Critics in the current government include Fadli Zon who is a deputy speaker in the House of Representative for the opposition Gerindra Party, “The government should focus on reigning in the budget deficit” [which is approaching the three percent legal limit],” he said.
Despite Fadli’s worries, however, this seems as good a time as any to make the change to the rupiah, with Bank Indonesia governor Agus Martowardojo at pains to stress the positives of the current Indonesian economy, “Indonesia is economically and politically stable… This initiative is good for the economy. But of course, it will take years, as Indonesia is a large country and people have different levels of education.”
How many years is it likely to take exactly? Well, if Indonesia decided to remove three zeros from its currency tomorrow, the initial period of transition would take between one and two years. This would then probably be extended to around six or seven years to allow businesses to adjust to the move and for the old rupiah notes to be phased out of circulation completely.

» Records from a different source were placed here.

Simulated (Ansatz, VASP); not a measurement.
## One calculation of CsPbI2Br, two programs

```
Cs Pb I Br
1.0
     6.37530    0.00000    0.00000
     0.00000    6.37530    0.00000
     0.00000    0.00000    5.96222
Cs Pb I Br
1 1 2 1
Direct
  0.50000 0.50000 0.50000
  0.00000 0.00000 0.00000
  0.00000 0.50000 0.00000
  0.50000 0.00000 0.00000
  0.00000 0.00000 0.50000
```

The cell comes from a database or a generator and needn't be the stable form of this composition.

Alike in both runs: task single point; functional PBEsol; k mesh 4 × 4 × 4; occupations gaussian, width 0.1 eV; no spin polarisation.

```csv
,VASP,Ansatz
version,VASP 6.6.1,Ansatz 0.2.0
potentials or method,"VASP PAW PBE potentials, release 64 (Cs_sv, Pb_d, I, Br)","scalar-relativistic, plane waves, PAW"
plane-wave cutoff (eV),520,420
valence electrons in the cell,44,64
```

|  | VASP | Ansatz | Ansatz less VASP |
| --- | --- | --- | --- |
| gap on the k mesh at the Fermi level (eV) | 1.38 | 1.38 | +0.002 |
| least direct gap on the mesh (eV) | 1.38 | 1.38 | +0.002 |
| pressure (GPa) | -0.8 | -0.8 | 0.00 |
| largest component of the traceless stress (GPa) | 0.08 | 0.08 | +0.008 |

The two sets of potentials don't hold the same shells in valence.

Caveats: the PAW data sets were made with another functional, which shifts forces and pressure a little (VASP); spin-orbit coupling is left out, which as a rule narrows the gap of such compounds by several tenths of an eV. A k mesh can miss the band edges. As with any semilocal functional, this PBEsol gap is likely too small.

Importantly, the move to redenomination will not affect the value of the rupiah. It will just be a way to make it simpler for both locals and visitors alike as well as play a strategic role in restoring national pride in the currency.
While many Indonesians may not have to explain the wayward zeros on their banknotes to tourists, for some employees at the front lines such as Indra Nugroho, who works in a bank in Jakarta, the rupiah has become an increasingly thorny issue: “Our money has been an object of ridicule for a long time and we are rather ashamed.”